Persistent Identifier Practice for Big Data Management at NCI

Jingbo Wang; Nicolas Car; Ben Evans; Kashif Gohar; Claire Trenham; Lesley Wyborn

Motivation

NCI data management provides various Uniform Resource Locator URLs for users to query databases, access datasets through different service endpoints. However, URLs themselves are often fragile and suffer broken links if files are relocated. Furthermore, it becomes unmanageable when URLs are released and used for references that later become broken. When this happens, it is not practical to inform all users and ask them to update the URLs. What is worse, for most use cases, we do not know who is using our URLs, as many of our data collections are available via open access and do not require authentication or acknowledgement of the license. The URLs are distributed in multiple places, making it difficult to track and make updates. To ensure our infrastructure is not vulnerable to unstable URLs, the persistent identifier is used to guarantee that URLs exist that are robust and available throughout their life cycle, and thereby provides good quality data services. The persistence of the Uniform Resource Identifier (URI) is one of the critical components established and offered at NCI that users can trust.

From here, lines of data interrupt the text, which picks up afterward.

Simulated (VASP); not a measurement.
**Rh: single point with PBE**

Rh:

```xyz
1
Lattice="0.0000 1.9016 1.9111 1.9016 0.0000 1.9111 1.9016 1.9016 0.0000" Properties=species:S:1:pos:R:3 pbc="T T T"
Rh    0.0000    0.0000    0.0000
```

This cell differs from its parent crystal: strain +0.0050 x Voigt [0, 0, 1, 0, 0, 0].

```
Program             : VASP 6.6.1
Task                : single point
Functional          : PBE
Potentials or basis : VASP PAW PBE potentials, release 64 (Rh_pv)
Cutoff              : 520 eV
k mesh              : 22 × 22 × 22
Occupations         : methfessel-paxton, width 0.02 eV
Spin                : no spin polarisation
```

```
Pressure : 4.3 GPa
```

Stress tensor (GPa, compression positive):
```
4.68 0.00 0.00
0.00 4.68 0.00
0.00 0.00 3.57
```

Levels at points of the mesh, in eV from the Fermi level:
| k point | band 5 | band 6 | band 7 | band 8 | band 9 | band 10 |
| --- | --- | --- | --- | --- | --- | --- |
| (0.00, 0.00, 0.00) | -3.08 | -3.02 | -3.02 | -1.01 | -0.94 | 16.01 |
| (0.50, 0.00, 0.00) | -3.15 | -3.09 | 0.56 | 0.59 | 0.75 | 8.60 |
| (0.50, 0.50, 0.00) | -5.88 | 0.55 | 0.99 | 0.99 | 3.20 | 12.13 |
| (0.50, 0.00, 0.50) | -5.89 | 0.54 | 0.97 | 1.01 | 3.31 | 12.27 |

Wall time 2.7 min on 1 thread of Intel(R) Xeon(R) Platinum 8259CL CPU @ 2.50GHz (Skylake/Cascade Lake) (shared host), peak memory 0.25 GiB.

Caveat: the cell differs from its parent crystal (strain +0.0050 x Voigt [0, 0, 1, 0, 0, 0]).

Apart from preventing broken links, PIDs have a few other benefits. When completing the metadata information, the PID name convention used to mint a URI is predictable even when the URI is not ready yet. In addition, the predicted pattern of the URI makes programmatic access easier to control. In contrast to usually lengthy URLs of some service endpoints, PIDs can make URIs concise and neat. PIDs are scalable so that the mapping between URLs and PIDs can be managed through a programmatic approach.

Methodology

Technical Implementation

Persistent identifiers are an integral part of semantic web and Linked Data applications, which the NCI uses as a platform for metadata interoperability across multiple systems. The NCI uses a tool known as the PID Service () to manage the URI-based persistent identifiers for digital objects such as datasets in catalogues. The PID Service (https://www.seegrid.csiro.au/wiki/Siss/PIDService) uses a combination of an Apache web server and a Java servlet to intercept HTTP URI requests. It then uses either Apache’s rewrite or proxy modules to redirect or proxy the request, or it passes it to its servlet dispatcher, which provides advanced pattern-matching capabilities. In addition to advanced pattern matching, the PID Service’s dispatcher stores patterns and lookup maps in a relational data store meaning it is massively scalable and able to handle millions of patterns or lookups – far more than Apache on its own. It also allows pattern management via a simple web-based graphical user interface ().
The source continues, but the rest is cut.